“Our assessment aligns with that of the UN – that al-Qaeda’s new de facto leader Saif al-Adel is based in Iran,” said State Department spokesman Ned Price.
Iran has provided the base for the new leader of the al-Qaeda Islamist terror organization, according to separate assessments released this week by the UN and the United States.
A UN report issued on Wednesday described Seif al-Adel — a a former Egyptian intelligence officer with a $10 million bounty on his head — as the “uncontested” leader of al-Qaeda, whose influence since the September 11, 2001 atrocities in New York and Washington, DC, has waned as other terror groups such as ISIS have emerged in the Middle East.
Identifying the current leader of al-Qaeda has been complicated by the reluctance of the Taliban leadership in Afghanistan to acknowledge the death of its previous leader, Ayman al-Zawahiri, in July 2022. Al-Zawahiri was a close associate of Osama Bin Laden, the late Al Qaeda chief who masterminded the 9/11 attacks.
According to the UN report, “many Member States took the view that Seif al-Adel is already operating as the de facto and uncontested leader of the group.”

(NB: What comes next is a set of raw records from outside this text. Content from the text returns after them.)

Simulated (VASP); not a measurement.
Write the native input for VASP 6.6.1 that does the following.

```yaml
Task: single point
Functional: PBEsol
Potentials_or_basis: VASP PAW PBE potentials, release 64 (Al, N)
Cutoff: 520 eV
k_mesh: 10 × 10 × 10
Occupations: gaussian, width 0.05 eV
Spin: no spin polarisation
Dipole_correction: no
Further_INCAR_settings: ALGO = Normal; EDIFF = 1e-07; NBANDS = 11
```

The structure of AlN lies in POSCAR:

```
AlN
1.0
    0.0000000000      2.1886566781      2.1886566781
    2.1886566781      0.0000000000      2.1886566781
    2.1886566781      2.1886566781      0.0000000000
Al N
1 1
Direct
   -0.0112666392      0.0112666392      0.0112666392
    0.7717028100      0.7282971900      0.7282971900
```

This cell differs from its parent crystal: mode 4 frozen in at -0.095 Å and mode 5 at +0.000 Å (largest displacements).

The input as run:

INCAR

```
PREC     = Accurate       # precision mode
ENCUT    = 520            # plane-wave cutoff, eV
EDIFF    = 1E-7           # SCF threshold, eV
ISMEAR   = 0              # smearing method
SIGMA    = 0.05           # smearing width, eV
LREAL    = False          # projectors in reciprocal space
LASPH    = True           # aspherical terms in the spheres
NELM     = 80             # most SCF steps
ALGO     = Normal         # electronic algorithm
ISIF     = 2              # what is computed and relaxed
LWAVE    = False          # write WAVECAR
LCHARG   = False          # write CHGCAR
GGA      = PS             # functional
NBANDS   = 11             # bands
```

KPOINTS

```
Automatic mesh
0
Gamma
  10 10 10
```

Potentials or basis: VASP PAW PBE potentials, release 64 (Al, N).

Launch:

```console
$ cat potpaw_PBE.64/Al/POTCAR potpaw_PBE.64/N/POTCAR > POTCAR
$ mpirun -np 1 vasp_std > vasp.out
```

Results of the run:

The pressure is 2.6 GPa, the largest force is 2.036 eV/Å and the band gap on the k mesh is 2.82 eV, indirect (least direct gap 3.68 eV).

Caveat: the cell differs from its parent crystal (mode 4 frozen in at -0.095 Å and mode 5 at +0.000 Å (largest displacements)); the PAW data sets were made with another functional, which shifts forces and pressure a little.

That same conclusion was endorsed on Wednesday by State Department spokesman Ned Price, who told a press briefing that al-Adel’s presence in Iran “is just another example of Iran’s wide-ranging support for terrorism, its destabilizing activities in the Middle East and beyond.”
Said Price: “Our assessment aligns with that of the UN – that al-Qaeda’s new de facto leader Saif al-Adel is based in Iran.” Al-Adel is wanted by the US for his involvement with the 1998 bombings of US embassies in Kenya and Tanzania.
Asked what action the US might take in response, Price said that by “engaging in concerted diplomacy, by coordinating closely with our closest allies and partners, we are more effectively able to take on all of the challenges that Iran poses to our interests, to the stability of the region, and to the interests of countries well beyond.”
Often referred to as the third ranking member of al Qaeda, al-Adel achieved the rank of colonel in the Egyptian special forces. In 1988, he fled Egypt, where he had been arrested for involvement with the jihadi organization responsible for the 1981 assassination of President Anwar al-Sadat, for Pakistan, where he became a military trainer for jihadi groups.
Al-Adel was involved in planning terrorist operations around the world — including the attempted assassination in 2000 of Joseph Gutnick, an Orthodox Jewish mining magnate in Australia — and managed Bin Laden’s personal security.
Al-Adel, whose real name is Mohammed Salah al-Din Zeidan, is believed to have moved to Iran in 2002 or 2003. He is reported to be a member of al-Qaeda’s senior leadership council, the Majlis al-Shura, as well as a senior member of the group’s Hittin Committee, charged with governing al-Qaeda’s global operations.
Iran meanwhile vociferously denied the UN and US claims over al-Din’s whereabouts.
“I advise the officials of the White House to stop the failed game of Iran phobia, making news about the leader of al-Qaeda and linking him to Iran is laughable,” Hossein Amir-Abdollahian, Iran’s Foreign Minister, declared in a tweet.